IGAD mediators condemn renewed fighting in S. Sudan

South Sudan has been shaken by violence since last December, when President Salva Kiir accused his sacked vice-president Riek Machar of plotting to overthrow his regime.

IGAD mediators condemn renewed fighting in S. Sudan

World Bulletin/News Desk

Mediators affiliated with Intergovernmental Authority on Development (IGAD) have condemned the re-eruption of fighting between South Sudan's government troops and rebels in in the northeastern Upper Nile State.

"The [IGAD] special envoys regret this unfortunate turn of events and call upon both parties to immediately stop the senseless fighting," a statement by the  Djibouti-based regional bloc said.

The bloc regretted that the renewed fighting came after the signing of the Implementation Matrix of the Cessation of Hostilities (COH) agreement on August 25, describing the clashes as "unnecessary and destructive."

Chief mediator Seyoum Mesfin, for his part, appealed to both parties to exercise restraint to allow the IGAD Monitoring and Verification Teams deployed in the country to investigate the fighting with the aim of issuing a comprehensive report to "expose the real perpetrators and violators of the COH."

"It is unfortunate that this trend of events has been observed every time a new session of talks begins and any such sideshows aimed at derailing the peace process will not be tolerated,” he was quoted by the statement as saying.

He further urged the parties to refrain from any actions that could upset the ongoing peace talks and instead give peace a chance at the negotiating table.

South Sudan has been shaken by violence since last December, when President Salva Kiir accused his sacked vice-president Riek Machar of plotting to overthrow his regime.

Hundreds of thousands of South Sudanese have since been displaced in fighting between the two rivals, leading to an increasingly dire humanitarian situation for large swathes of the country's population.

In recent months, the warring camps have held on-again, off-again peace talks in Addis Ababa under IGAD auspices.

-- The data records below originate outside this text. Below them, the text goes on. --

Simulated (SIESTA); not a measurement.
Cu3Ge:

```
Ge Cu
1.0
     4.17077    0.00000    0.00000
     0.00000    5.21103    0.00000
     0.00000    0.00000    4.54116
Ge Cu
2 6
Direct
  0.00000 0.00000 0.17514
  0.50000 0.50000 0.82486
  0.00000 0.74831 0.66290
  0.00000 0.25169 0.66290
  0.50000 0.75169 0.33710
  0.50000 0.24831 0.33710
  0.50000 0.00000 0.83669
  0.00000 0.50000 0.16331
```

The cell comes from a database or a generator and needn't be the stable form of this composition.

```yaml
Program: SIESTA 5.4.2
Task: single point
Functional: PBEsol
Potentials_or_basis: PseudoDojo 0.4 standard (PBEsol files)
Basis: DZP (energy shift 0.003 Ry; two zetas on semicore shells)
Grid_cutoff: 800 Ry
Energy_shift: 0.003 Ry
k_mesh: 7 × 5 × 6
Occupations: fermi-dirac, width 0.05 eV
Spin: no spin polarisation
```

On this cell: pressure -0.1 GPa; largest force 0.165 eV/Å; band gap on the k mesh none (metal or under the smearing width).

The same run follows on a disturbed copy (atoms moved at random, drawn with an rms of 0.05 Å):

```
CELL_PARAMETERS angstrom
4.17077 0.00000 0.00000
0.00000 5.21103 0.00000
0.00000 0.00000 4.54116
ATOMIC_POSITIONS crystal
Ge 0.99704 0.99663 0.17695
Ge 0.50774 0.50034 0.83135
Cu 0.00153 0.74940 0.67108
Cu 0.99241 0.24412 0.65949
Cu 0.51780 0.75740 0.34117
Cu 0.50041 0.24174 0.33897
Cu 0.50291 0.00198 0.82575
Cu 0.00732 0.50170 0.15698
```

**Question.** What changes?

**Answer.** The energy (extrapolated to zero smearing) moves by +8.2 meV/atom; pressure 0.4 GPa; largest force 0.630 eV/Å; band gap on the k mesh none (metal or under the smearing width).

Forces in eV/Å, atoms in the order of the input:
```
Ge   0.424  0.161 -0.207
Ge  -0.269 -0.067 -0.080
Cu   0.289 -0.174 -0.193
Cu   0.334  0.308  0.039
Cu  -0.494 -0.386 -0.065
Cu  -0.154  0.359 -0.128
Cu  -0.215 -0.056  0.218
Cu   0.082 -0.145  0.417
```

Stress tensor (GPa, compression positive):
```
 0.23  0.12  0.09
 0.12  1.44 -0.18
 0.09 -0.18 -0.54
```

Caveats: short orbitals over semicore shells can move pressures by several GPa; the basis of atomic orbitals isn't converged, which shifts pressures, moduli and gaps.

In August, the two sides reportedly signed the "cessation-of-hostilities matrix" – covering security, social and economic arrangements, as well as political and constitutional issues – in hopes the agreement would lead to a permanent peace deal.

The rebel camp, however, says it never signed onto the agreement, but rather had merely recommitted to a January 23 cessation-of-hostilities deal.